Senators try again for hate crimes bill
Bill identical to measure defeated in 2002

Lou Chibbaro Jr.
Friday, May 09, 2003

Supporters of a federal hate crimes law reintroduced the same measure last week that went down to defeat in a Senate procedural vote in June 2002. However, they failed to reach a compromise with Republican opponents that might have ensured passage in the Senate.

Republican and Democratic supporters of the bill, S. 966, the Local Law Enforcement Enhancement Act of 2003, say at least 60 senators have expressed support for the legislation, and they expect the measure to come up for a vote during this session of Congress.

The bill would authorize the federal government to prosecute hate crimes based on a victim's sexual orientation, gender and disability. It calls for amending an existing law that allows the federal government to prosecute hate crimes based only on a person's race, religion and ethnicity.

Senators Edward Kennedy (D-Mass.), Gordon Smith (R-Ore.) and Arlen Specter (R-Penn.) introduced the latest version of the bill on May 1. Forty-six more senators signed on as co-sponsors.

"No member of society — no one — deserves to be the victim of a violent crime committed because of their race, religion, their sexual orientation, or for any other reason," Kennedy said at a news conference. "Hate crimes are a violation of everything our country stands for."

"We need to add the category of sexual orientation because it is so critical that we say to our lesbian and gay brothers and sisters that we care about you, we include you, we want to defend you," the Associated Press quoted Smith, a Republican, as saying. "And we want to say that there is no family value to be served in opposing hate crime legislation."

The Human Rights Campaign, a national gay political group that has led efforts to lobby for a federal hate crimes bill, said the rising number of anti-gay hate crimes over the last decade reported by the FBI has convinced most lawmakers that a hate crimes bill is needed.

Winnie Stachelberg, HRC's political director, said she is hopeful that differences will be worked out over the details of the bill, enabling the Republican-controlled Senate to approve the legislation this year.

Hatch led opposition

Sen. Orrin Hatch (R-Utah) led the opposition to the bill last year, saying Kennedy refused to consider changes he suggested that would place limits on the federal government's authority to supercede state and local prosecutors in enforcing the bill's provisions. Hatch and other Senate Republicans introduced a flurry of amendments that Kennedy characterized as a thinly disguised filibuster aimed at killing the bill.

Then-Senate Majority Leader Tom Daschle (D-S.D.) introduced a procedural motion to limit debate and allow a vote on the bill itself. The motion, known as a cloture, requires 60 votes to pass.

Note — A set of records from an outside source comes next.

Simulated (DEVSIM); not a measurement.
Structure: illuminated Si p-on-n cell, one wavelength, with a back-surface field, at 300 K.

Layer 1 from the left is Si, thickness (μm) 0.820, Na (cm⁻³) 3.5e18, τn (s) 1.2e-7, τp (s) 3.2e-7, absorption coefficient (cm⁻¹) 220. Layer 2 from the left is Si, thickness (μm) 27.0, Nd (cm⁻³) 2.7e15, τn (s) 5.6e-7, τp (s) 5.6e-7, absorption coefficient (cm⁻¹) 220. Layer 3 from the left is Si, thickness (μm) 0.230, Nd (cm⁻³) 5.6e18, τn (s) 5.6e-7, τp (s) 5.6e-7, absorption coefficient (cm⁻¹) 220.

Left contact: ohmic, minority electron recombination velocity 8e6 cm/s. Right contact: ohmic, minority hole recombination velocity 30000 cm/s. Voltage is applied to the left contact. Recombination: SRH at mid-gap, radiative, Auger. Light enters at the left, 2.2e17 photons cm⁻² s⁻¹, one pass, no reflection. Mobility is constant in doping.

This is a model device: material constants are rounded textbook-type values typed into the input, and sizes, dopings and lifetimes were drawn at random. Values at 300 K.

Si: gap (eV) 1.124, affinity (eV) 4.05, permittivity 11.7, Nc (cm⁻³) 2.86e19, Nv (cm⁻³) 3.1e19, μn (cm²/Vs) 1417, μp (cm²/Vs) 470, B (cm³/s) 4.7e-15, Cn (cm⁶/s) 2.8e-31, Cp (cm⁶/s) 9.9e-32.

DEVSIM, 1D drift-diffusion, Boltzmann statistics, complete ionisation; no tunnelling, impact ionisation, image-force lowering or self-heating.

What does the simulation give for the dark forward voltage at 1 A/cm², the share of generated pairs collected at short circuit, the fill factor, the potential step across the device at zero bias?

Daschle's cloture motion lost by a vote of 54 to 43, with all Democrats voting for the motion and all but four Republicans voting against it. Specter and Sen. John Ensign (R-Nev.) voted against the cloture motion even though they were co-sponsors of the bill. The two said they disagreed with Democrats' decision to cut off debate.

The bill's defeat last year came after the Senate passed a similar version of the bill on two prior occasions in the form of amendments to other bills, once in 1999 and a second time 2000. Some political observers viewed last year's defeat as a possible sign that the bill was losing support.

Since last year's vote, Republicans won control of the Senate in the November 2002 elections, resulting in a more conservative leadership, with Daschle replaced as majority leader by Sen. Trent Lott (R-Miss.), who has compared homosexuality to alcoholism and kleptomania.

Stephanie Cutter, a spokesperson for Kennedy, said members of Kennedy's and Hatch's staffs began discussion last year on a possible compromise version of the bill, but the two sides were unable to come to an agreement.

Kennedy and the bill's supporters are "looking into every avenue" for getting the measure to the Senate floor this year, Cutter said. Lott's successor as majority leader, Sen. Bill Frist (R-Tenn.), has yet to respond to a request by the bill's supporters that he allow the measure to come up for a vote.

At the time of Frist's selection, Log Cabin spokesperson Mark Mead expressed optimism that Frist might work more cooperatively on gay rights measures, despite a zero voting record in the 107th Congress on the Human Rights Campaign scorecard. Since his election in 1994, Frist's HRC rating never reached higher than 33 on a scale of zero to 100, and his positive points are almost exclusively for votes on HIV/AIDS legislation.

A spokesperson for Frist did not return a call by press time.

Last year, Rich Tafel, then executive director of the gay GOP group Log Cabin Republicans, accused Democrats of spurning a compromise with Hatch as part of an election year strategy to blame Republicans for the bill's defeat. Tafel said a compromise bill that had Hatch's support would be the only way the bill could possibly clear the Republican-controlled House of Representatives, which has refused to consider the bill.

Partisanship doomed bill

Patrick Guerriero, LCR's current executive director, said he and LCR officials are working behind the scenes with Republicans and Democrats to reach a compromise on the hate crimes measure. Since taking office earlier this year, Guerriero has said he would work hard to foster cooperation between gay Republicans and gay Democrats.

"The lesson of last year's hate crimes [bill] failure was that folks spent more time on partisan politics than on ways to reach a compromise," Guerriero said.

Democrats, including gay party leaders, last year disputed Tafel's claim that Democrats wanted to orchestrate the bill's defeat as a ploy to blame Republicans. They noted that Hatch introduced at least two amendments that would have gutted the bill, raising questions about Hatch's sincerity.

One of his amendments called ...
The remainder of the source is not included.